I just got it a few days ago so like I said getting used to it but another thing I noticed again not sure if it's just in my head but I feel like when I stop pedaling on the mid drive it's like my speed starts dropping much more quicker than on the rear hub which feels like when I stop pedaling I can keep coasting for longer. I don't know if it's because the Ripcurrent is 4" fat tires or maybe it's the 52t chainring? The mid drive is 44t. Not sure if that has anything to do with it. Or just the fact the rear hub being in the rear tire it kind of "pushes" you so you are coasting on momentum? Does that make sense?

Or does it sound like I am just not going to be happy with mid drive? Maybe I can still return it I believe I have 14 days. If there's no real "getting used to it" then maybe I should just think about returning it and getting another rear hub motor? If it sounds like I prefer that type of riding style? I really want to like it it looks awesome I am having fun with it but like I said the pauses between the gears is getting on my nerves.
 

FlatSix911

Well-Known Member
I have had the juiced bikes fat tire Ripcurrent S with bafang 750w rear hub motor for 1.5 yrs and now I decided I wanted a mid drive so I got the Biktrix ultra eagle with bafang mid drive ultra motor (1500w Peak).

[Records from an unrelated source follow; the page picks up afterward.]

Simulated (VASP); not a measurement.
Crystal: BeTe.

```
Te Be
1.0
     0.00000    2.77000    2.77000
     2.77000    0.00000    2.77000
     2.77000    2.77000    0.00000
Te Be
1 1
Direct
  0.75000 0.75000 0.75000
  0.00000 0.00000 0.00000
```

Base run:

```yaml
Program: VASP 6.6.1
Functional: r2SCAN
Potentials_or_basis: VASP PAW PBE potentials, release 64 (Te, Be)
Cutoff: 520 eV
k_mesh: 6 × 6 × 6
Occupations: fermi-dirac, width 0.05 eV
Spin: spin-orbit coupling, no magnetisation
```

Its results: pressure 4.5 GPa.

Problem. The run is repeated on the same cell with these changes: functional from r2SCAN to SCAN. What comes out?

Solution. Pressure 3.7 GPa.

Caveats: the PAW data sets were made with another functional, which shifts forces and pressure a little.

Has anybody else came here from a rear hub bike and switch to a mid drive? I feel like it's going to take me a bit to get used to. The main thing is how the motor drops rpms and you feel that slight pause when you change gears. It's kind of annnoying but I am just now learning this is a safety feature for mid drives. With my rear hub motor there's no kind of delay or pause or nothing between changing gears. I can go from a stop and speed up quickly and "click, click, click" all the way up to 9th gear right away.

With the mid drive when I want to take off fast from a stop and I want to change gears in the same way Im used to with the rip current it's like "click" "pause" "click" "pause". So it's annoying when you want to pedal hard and speed up quickly and then you get these pauses even though when the torque kicks in I am going way freaking faster on the ultra eagle than my Ripcurrent but it's just kind of weird I guess it doesn't feel "natural". The torque is pretty crazy but I just seem to get annoyed with the pause between changing gears because I'm used to changing fast.

Also with the rear hub if I was approaching a steep hill (lots of hills in Colorado) and forgot to get into low gear until the last second it didn't matter I can quickly change into the lowest gear right away and go up the hill just fine. However with the mid drive you have to change gears way before otherwise if you forget and try to change into the lowest gear at the last second while you're on the hill you will get stuck because the motor pauses between gear changes and you lose all assist and now you're trying to support this heavy bike midway on the hill. My entire power actually shut off on me at that moment when that happened.

I don't want to give up on it (the midrive cost me $4k) like I said maybe I just need to get used to it or find a different style of changing gears for the mid drive. I do notice during a gear change on the mid drive after the pause it picks up way more speed/torque all of a sudden which is pretty fun feeling. It doesn't really feel "natural" though like it does on the rear hub it feels more natural to me like riding a bike but with just a lot of assist with the mid drive you definately know it's the motor when it kicks in all of a sudden I guess the power doesn't feel as smooth from slow to fast because of the pauses.

I just got it a few days ago so like I said getting used to it but another thing I noticed again not sure if it's just in my head but I feel like when I stop pedaling on the mid drive it's like my speed starts dropping much more quicker than on the rear hub which feels like when I stop pedaling I can keep coasting for longer. I don't know if it's because the Ripcurrent is 4" fat tires or maybe it's the 52t chainring? Not sure if that has anything to do with it. Or just the fact the rear hub being in the rear tire it kind of "pushes" you so you are coasting on momentum? Does that make sense?

Or does it sound like I am just not going to be happy with mid drive? Maybe I can still return it I believe I have 14 days. If there's no real "getting used to it" then maybe I should just think about returning it and getting another rear hub motor? If it sounds like I prefer that type of riding style? I really want to like it it looks awesome I am having fun with it but like I said the pauses between the gears is getting on my nerves.

Stick with it... once you get used to the natural feel and balance of a mid-drive you will never go back. ;)

As a longterm cyclist, I could never seem to get used to the push and weird handling of a hub drive motor.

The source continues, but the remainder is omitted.